Coromandel town is surrounded by lush green bush, lined with a few cafes, shops, and art galleries. The road north takes you into even more remote areas, leaving civilised luxuries like paved roads and stop signs behind, but it was highly recommended, so we decided to head for Port Jackson, at the northern tip of the peninsula.
We ended up driving about 50 kms on winding, narrow, hilly, gravel roads. But the views were stunning, and it was a lovely drive. All I wanted to do was stop by the side of the road, sit under a pohutukawa tree and read the paper, maybe paddle in the sea. My driver however had other ideas, but we did get to wander along the beach once we got to Port Jackson, and stopped at a few gorgeous spots with names as attractive as their scenery.
The views on the way home were … well, see for yourself.
After that 9 hour effort, we took it easy. In Opoutere we walked through beautiful bush along an estuary, then emerged out onto the long, white sand beach, along with the locals fishing, tourists building sand castles, rare dotterels and families of oystercatchers.
We then visited a local artist’s gallery on the hill behind, and purchased a painting as a momento of our trip. At Whitianga we admired the inlets, bays and islands, a marine playground for those with boats. At Hahei we were enchanted by the tiny community, the tree-lined streets and the grassy footpaths. At Hot Water Beach we ate ham sandwiches under a pohutukawa, and watched the throngs of visitors trying to dig holes in the beach which would then fill with hot spring water, giving you your very own natural spa. They were however thwarted by the high tide, though that did not stop the tourists coming, making it the only beach in the region that seemed crowded.

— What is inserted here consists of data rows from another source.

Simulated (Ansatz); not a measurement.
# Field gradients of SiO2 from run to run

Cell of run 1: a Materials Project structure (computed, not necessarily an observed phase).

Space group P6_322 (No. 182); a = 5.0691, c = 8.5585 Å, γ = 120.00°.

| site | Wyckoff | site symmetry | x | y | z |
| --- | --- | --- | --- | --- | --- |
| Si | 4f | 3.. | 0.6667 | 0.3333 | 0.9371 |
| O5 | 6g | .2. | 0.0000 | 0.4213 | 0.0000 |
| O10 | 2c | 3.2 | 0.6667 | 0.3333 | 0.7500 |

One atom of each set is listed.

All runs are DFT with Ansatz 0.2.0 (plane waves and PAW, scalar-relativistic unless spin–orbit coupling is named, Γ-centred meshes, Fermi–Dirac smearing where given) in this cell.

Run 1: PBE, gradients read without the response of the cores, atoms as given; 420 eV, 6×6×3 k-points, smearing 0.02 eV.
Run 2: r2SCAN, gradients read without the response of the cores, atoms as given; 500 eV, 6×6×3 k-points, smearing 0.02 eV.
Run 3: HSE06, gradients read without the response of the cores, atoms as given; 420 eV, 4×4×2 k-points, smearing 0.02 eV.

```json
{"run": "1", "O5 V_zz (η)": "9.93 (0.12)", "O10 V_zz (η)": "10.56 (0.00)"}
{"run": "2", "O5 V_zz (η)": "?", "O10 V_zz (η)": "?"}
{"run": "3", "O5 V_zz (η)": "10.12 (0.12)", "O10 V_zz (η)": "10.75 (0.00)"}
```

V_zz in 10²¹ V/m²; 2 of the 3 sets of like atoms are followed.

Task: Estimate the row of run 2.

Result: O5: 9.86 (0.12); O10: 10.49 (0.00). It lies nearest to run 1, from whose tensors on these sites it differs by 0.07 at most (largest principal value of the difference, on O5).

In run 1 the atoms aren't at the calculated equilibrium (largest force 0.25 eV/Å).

Each beach community we visited had its own character – more upmarket and suburban Pauanui, Tairua on the hill with spectacular views, Whangamata with its reputation as a party town on New Year’s Eve, and Whiritoa, quieter and charming, Cook’s Beach full of families and campers.
Onemana we decided was near perfection. Pretty, quiet, relaxed, easy. A perfect kiwi holiday spot.
So shhhhh, don’t tell anyone else about it.